Reporting from Beaverton
Elected leaders from the southwest part of the region said Tuesday they generally like the idea of reducing vehicle emissions in the Portland region – if they can get help from TriMet to make it happen.
Metro councilors Kathryn Harrington and Carl Hosticka joined city councilors and planning commissioners from Beaverton and Tigard in a joint meeting Tuesday afternoon at the Beaverton Library, to talk about Metro's Climate Smart Communities project and other planning endeavors in Washington County.
Studies for the climate project are in their second year; Metro and the region's cities were told by the Oregon Legislature that the region's per capita vehicle-based carbon emissions must be slashed by 2035.

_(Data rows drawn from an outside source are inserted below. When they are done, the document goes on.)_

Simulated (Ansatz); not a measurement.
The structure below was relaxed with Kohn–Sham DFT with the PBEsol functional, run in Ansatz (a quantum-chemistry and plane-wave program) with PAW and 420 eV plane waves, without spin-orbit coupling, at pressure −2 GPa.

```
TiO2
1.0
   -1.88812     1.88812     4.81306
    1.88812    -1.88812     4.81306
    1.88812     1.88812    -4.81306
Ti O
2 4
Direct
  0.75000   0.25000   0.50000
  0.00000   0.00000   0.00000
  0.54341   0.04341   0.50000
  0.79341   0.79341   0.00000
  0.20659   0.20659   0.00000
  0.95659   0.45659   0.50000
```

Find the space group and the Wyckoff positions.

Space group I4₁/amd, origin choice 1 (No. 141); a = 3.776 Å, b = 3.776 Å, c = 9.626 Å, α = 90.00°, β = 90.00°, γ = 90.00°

Metro officials have emphasized that each city will be able to come up with its own answers for reducing those emission levels, and have also stressed that simply implementing the cities' already-adopted master plans will get those cities very close to the emissions targets.
"I am much more at ease with this challenge than I was a year ago," Harrington said of the state climate mandates. "But we do have a gap we need to meet."
The local officials at the table quickly coalesced around one main concern – transit service.
"We have to be able to move the workforce and we have to keep our commitment when we develop high-density residential areas that are on a bus route," said Beaverton City Councilor Betty Bode. "I see that commitment crumbling due to economic times, and that is precisely the time we need more commitment for transit to move people."
One of the more debated elements of the research for the climate project is the assumption that an increase in transit, called for in the region's transportation plan, will actually come to fruition.
Bode said the cutbacks from TriMet pose a challenge to cities and developers – cities are pushing for denser new development, but developers, and their financiers, are skeptical of the long-term access to transit in the new areas.
"Are they going to believe it when we say we're going to build farther out, and we're going to have transit out there? And then 'Oh gee, we didn't do that that well?'" Bode said.
Tigard City Councilor Gretchen Buehner said the bus network in Washington County hasn't significantly changed in decades, since when the county was largely rural. She said TriMet essentially adopted the existing suburban routes run by Rose City Transit and the Blue Bus network.
"In the intervening years, there have been very, very, very few routes added to serve Beaverton, Tigard and out to Hillsboro," she said. "Basically, they're the same routes that existed in the days of the Blue Bus... I've been working for almost 15 years trying to get TriMet to look at what was happening density-wise in Washington County."
Harrington said it isn't just TriMet's problem alone to solve.
"We're going to have to work together," she said. "We're blessed with a great transit system now. We are the envy of places throughout the country. If we want to realize communities' visions throughout the region, while preserving farm and forest land, we're going to have to work to solve some of the problems we have."
The session wasn't a constant pile-on of TriMet, nor was it united in saying density is the answer to every problem. Beaverton planning commissioner Mimi Doukas said the region's cities have committed to downtowns, corridors, improving urban design and density in the corridors to support transit and livability.
But, she said, suburban development – "the white picket fence" – can't be forgotten, either.
"Those white picket fences are critically important, and we need a place for them," she said.
And even in areas that are planned for density, said Beaverton planning commissioner Jennifer Nye, excellent transit service isn't a silver bullet for development.
"We have quite a gap to get developers to build, even in downtown Beaverton where there's a great level of service," she said. "If we want the communities we've envisioned, we've got to find the money somewhere to make it happen."
Note: An earlier version of this story had the incorrect target year for emissions reductions. The target year is 2035. This version has been corrected.